A review by aggressive_nostalgia
Cursor's Fury by Jim Butcher

4.0

So, so, so. I’m assigning this book a rating of four stars, which is a compromise between how I feel this book performs technically (three stars…possibly three and a half) and the emotional experience of reading it (solid five stars). This isn’t a disclaimer I usually have to put in front of reviews—because normally books with these kinds of flaws aren’t fun for me to read. But Cursor’s Fury is a surprising exception.

(Fair warning: it’s been less than a day since I finished this book, so the review might ramble a bit, bathed as it is in the sheen of triumph and joy that descends on someone upon finishing an especially enjoyable book.)

The big “twists” in this book will be patently obvious to any moderately experienced reader of high fantasy. I can’t speak to the realism of the First Aleran’s military structure and the decisions made within it (but I’m skeptical). Occasionally, Butcher tries a little to hard to be loquacious and ends up writing a few flat-out confusing sentences. Exposition was maybe a little (read: definitely a lot) overused at times, generally when characters were recapping events to each other and explaining every single twist and turn of their thought processes.

Yet as unsurprising and potentially implausible as this story was, I loved every minute of reading it. I did not care about its flaws while I was reading it, and I don’t care (much) after finishing it. It was awesome. Even though the major twists fall a little flat, all the little moments in between were gripping and suspenseful and emotional in all the right places. There were a few good laugh-out-loud-funny moments. I was immersed with no regrets. I love (or hate, as necessary) the characters—almost all of them (Amara still grates on me a little), which doesn’t happen to me very often in books with a character roster this big and diverse. Almost every protagonist and many supporting characters undergo some extent of development, which again, given the size of the cast, I find pretty impressive.

(Speaking of characters: major shout-out to Tavi for keeping his angst about not being able to furycraft to a minimum throughout this series. I can’t overstate how refreshing it is that we the readers know that Tavi feels that emptiness and is frustrated and saddened by it, but don’t have it shoved in our faces every ten pages. He has brief, occasional moments of acknowledging how much it sucks for him that he can’t craft, and then gets on with the business of being awesome in spite of it. Well done.)

I also liked that Butcher didn’t go the route of “Oh no! His secret identity has been discovered! Trouble! Panic! Super awkwardness! Instant distrust! Major character regression!” which I thought might happen from when Tavi first went undercover. Not that that’s never a valid plot, but I personally hate reading that kind of thing and it would have been much less interesting than what actually did happen.
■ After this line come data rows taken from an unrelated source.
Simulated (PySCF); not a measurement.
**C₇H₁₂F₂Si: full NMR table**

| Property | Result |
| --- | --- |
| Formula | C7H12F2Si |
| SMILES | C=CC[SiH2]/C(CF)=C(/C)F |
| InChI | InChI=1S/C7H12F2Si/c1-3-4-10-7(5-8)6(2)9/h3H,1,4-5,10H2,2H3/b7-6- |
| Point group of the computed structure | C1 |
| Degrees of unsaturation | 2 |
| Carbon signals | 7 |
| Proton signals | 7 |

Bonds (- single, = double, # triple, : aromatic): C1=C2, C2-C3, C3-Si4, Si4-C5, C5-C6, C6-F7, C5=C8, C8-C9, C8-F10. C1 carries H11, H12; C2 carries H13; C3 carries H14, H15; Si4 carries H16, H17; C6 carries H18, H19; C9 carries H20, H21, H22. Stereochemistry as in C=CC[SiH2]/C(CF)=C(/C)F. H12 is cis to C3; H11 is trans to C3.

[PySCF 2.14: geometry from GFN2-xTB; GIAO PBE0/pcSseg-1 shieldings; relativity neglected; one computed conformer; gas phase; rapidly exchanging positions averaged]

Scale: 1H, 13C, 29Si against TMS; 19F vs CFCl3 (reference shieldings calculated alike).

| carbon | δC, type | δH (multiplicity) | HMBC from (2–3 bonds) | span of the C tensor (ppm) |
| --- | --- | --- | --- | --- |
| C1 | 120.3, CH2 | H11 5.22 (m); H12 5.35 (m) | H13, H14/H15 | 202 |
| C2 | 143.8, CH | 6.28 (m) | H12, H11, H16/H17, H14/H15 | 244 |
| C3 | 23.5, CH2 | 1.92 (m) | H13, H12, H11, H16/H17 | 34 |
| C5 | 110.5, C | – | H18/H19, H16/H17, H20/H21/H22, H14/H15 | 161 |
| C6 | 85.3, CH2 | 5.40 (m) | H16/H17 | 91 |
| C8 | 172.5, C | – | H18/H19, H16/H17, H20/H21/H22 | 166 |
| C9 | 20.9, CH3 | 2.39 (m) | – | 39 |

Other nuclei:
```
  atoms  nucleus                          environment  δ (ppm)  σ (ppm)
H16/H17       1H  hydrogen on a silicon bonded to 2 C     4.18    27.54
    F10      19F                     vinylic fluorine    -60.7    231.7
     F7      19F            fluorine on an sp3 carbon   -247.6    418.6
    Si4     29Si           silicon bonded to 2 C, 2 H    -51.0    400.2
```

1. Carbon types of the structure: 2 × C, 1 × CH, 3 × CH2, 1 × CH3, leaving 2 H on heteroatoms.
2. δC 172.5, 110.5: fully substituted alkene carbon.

I couldn’t put the book down throughout the whole battle at the Elinarch—and I usually don’t even like massive, extended battle sequences in literature. Butcher’s imagery was quite clear and easy to follow without being simplistic, as was the actual strategy used by the characters. I was pleased to find that, in my opinion, Tavi’s touted genius isn’t too lofty a label: his synthesis of old Romanic engineering with others’ crafting is actually pretty brilliant, as well as unique. Go big or go home—but, unlike many attempts at this trope, which end up feeling contrived or underwhelming, Butcher actually succeeds in making his likable and empathetic main character a total badass.

One more small thing:
SpoilerI have to say I really enjoyed that Tavi’s first use of furycrafting was some minor thing that nobody (who would have been impressed) even saw, rather than a gigantic, conveniently day-saving event witnessed by an awed assemblage of key characters (which kind of revelation is, as a writer, sorely tempting). It kept the focus squarely on the interaction between the characters in the scene rather than milking the moment for spectacle and plot advancement (which we had plenty of int he previous several chapters). (It was also pretty humorous. “Off! On! Off! On! Off! Did you see it, Kitai?”) Very nicely done.


I have the fourth Codex Alera book on hold at the library. Now that we have what I feel are the biggest/most obvious reveals out of the way, I have high hopes that the later installments in the series will be less predictable and more technically excellent, while being just as much fun to read. Huzzah!